Fallon Resigns as Mideast Military Chief
March 12th, 2008Fallon, you’ll remember, is probably the main reason why Bush has not been able to start a war with Iran.
Interesting coincidence, how oil broke out higher in the last several days preceding this news.
Via: AP:
The Navy admiral in charge of the wars in Iraq and Afghanistan announced Tuesday that he is resigning over press reports portraying him as opposed to President Bush’s Iran policy.
Adm. William J. Fallon, one of the most experienced officers in the U.S. military, said the reports were wrong but had become a distraction hampering his efforts in the Middle East. Fallon’s area of responsibility includes Iran and stretches from Central Asia across the Middle East to the Horn of Africa.
“I don’t believe there have ever been any differences about the objectives of our policy in the Central Command area of responsibility,” Fallon said, and he regretted “the simple perception that there is.” He was in Iraq when he made the statement.
Defense Secretary Robert Gates told a Pentagon news conference that he accepted Fallon’s request to resign and retire from the Navy, agreeing that the Iran issue had become a distraction. But Gates said repeatedly that he believed talk of Fallon opposing Bush on Iran was mistaken.
“I don’t think that there really were differences at all,” Gates said, adding that Fallon was not pressured to leave.
“He told me that, quote, ‘The current embarrassing situation, public perception of differences between my views and administration policy, and the distraction this causes from the mission make this the right thing to do,’ unquote,” Gates told reporters.
Fallon was the subject of an article published last week in Esquire magazine that portrayed him as at odds with a president eager to go to war with Iran. Titled “The Man Between War and Peace,” it described Fallon as a lone voice against taking military action to stop the Iranian nuclear program.
Gates said he did not think it was that article alone that prompted Fallon to quit. Rather, Gates thought it was “a cumulative kind of thing” that he and Fallon had failed to put “behind us.”
It is highly unusual for a senior commander to resign in wartime. Fallon took the post on March 16, 2007, succeeding Army Gen. John Abizaid, who retired after nearly four years in the job. Fallon was part of a new team of senior officials, including Gates, chosen by Bush to implement a revised Iraq war policy.

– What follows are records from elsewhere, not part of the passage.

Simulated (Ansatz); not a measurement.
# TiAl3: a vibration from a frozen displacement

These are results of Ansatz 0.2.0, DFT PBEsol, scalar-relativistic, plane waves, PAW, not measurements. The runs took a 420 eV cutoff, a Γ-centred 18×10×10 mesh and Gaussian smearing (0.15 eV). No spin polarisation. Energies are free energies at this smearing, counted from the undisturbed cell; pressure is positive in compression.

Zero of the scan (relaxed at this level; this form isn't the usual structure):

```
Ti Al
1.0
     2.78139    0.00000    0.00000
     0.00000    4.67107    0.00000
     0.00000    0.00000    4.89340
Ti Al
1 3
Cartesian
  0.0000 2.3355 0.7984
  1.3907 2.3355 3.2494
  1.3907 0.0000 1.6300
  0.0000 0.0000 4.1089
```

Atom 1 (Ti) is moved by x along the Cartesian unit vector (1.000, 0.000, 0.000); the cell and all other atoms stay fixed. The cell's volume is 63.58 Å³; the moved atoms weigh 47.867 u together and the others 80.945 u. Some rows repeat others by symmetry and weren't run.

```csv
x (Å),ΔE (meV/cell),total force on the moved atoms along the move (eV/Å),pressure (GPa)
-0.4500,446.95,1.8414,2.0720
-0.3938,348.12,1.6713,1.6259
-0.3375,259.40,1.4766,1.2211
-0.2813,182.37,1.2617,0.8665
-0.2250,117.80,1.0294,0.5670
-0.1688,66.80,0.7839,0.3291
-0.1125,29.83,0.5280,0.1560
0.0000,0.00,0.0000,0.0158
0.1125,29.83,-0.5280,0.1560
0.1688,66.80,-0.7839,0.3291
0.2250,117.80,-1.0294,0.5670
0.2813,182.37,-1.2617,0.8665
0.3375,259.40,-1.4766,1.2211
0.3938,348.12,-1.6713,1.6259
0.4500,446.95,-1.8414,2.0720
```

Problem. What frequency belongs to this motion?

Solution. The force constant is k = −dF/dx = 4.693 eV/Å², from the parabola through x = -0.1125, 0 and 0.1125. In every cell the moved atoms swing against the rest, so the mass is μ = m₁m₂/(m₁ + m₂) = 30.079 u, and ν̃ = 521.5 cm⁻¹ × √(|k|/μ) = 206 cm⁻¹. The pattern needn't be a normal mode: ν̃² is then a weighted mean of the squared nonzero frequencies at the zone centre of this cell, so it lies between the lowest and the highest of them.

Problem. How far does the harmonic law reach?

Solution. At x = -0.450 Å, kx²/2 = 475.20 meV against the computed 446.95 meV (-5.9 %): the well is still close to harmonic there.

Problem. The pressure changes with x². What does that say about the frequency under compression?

Fallon’s departure, effective March 31, is unlikely to have an immediate effect on conducting the wars in Iraq or Afghanistan. His top deputy at Central Command, Army Lt. Gen. Martin Dempsey, will take his place until a permanent successor is nominated by the president and confirmed by the Senate.
…
Pentagon press secretary Geoff Morrell said the White House played no role in Fallon’s move.
“People should not misconstrue this as the price to be paid for speaking out within the Pentagon,” Morrell said. “This is not indicative of a hostile environment toward free thinking. This is indicative of what sadly became a perception problem that dogged Admiral Fallon — this perception that he was in a different place than the president and the administration when it came to Iran.”
President Bush praised Fallon in a statement. “During his tenure at Centcom, Admiral Fallon’s job has been to help ensure that America’s military forces are ready to meet the threats of an often-troubled region of the world, and he deserves considerable credit for progress that has been made there, especially in Iraq and Afghanistan,” Bush said.
Gates dismissed as “ridiculous” any notion that Fallon’s departure signals the United States is planning to go to war with Iran. Pressed on that point, he said, “As I say, the notion that this decision portends anything in terms of a change in Iran policy is, to quote myself, ridiculous.”
Would it be terribly inappropriate of me to say, “Uh-oh!”?
“Uh, my boys will give you the best kind of start, 1400 megatons worth, and you sure as hell won’t stop them now, uhuh. Uh, so let’s get going, there’s no other choice.”
From the movie Dr. Strangelove or: How I Learned to Stop Worrying and Love the Bomb (1964).
They’ll find him at the bottom of a cliff shortly.